We hope you enjoy our ski series posts – next one is coming soon!
Well, that’s Christmas and New Year done and dusted. Thoughts now move on to our next adventure as we start to get ready for our annual skiing trip. This year we’re returning to the other side of the pond, we’re off to New England. We got a great deal with Virgin holidays, despite the fact we’re going over the peak half-term week. The kids are no longer beginners, they are getting quite adventurous now, and I thought it was about time they spent some time on the slopes with dad. Somewhere not too difficult, but somewhere that non-skiing mum won’t be too bored either. Cal’s had a bit of a tough year, with continuing health issues, so a nice hotel with leisure facilities, adjacent to tax-free shopping, and with flights from our local airport, is just what the doctor ordered!

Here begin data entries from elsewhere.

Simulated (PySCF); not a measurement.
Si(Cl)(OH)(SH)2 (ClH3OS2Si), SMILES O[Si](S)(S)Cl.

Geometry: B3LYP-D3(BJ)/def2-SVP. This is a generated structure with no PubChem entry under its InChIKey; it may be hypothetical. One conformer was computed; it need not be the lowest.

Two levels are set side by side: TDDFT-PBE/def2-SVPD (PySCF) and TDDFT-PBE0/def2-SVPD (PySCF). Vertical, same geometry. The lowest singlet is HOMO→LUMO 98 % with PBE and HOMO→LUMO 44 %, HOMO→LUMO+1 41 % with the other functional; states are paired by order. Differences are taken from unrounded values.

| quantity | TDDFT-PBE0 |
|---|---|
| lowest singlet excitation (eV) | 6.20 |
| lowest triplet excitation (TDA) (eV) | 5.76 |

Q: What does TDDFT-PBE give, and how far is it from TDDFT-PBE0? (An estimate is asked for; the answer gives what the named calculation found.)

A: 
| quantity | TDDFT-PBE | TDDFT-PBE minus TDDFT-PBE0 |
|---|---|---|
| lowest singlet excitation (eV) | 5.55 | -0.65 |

All of which got me reminiscing about the very first time I went skiing, back in 1978. A group of us had been away on holidays for the past couple of summers, and started musing about where to go the following year. In a moment of youthful impertinence, I suggested that perhaps we should do a winter trip instead and try skiing. After all, we used to go ice skating every weekend at Altrincham ice rink, so if you can ice skate, you can ski, right? To my amazement, everyone thought it was a great idea, and left me to make the arrangements.
And so, in the middle of a freezing January, we arrived at our rented bungalow in Aviemore, following a nightmare 24 hour journey through snow and freezing fog. I won’t bore you with every detail of our first time ‘on the slopes,’ but it wasn’t exactly what we were expecting. The road to the ski runs was closed due to bad weather (Aviemore is about 10 miles from Cairngorm, no ski-in, ski-out luxury here…), so we took our first tentative turns on the dry slope, and I still have the scars to prove it! The mountain was shut most of the week, so the only snow we got to ski on was the dusting on top of the dry slope. It was rubbish. Little wonder that of the 6 beginners that made the trip, only 1 actually persisted with skiing in later life.
Of course, we’re all wiser with hindsight, so where would I have planned to go for a beginners’ ski trip nowadays? Well, with apologies to the Scottish Tourist Board, it wouldn’t be Scotland (unless you live close to the slopes, which is a different matter). Europe has literally hundreds of ski resorts to choose from, so how to choose one for complete beginners?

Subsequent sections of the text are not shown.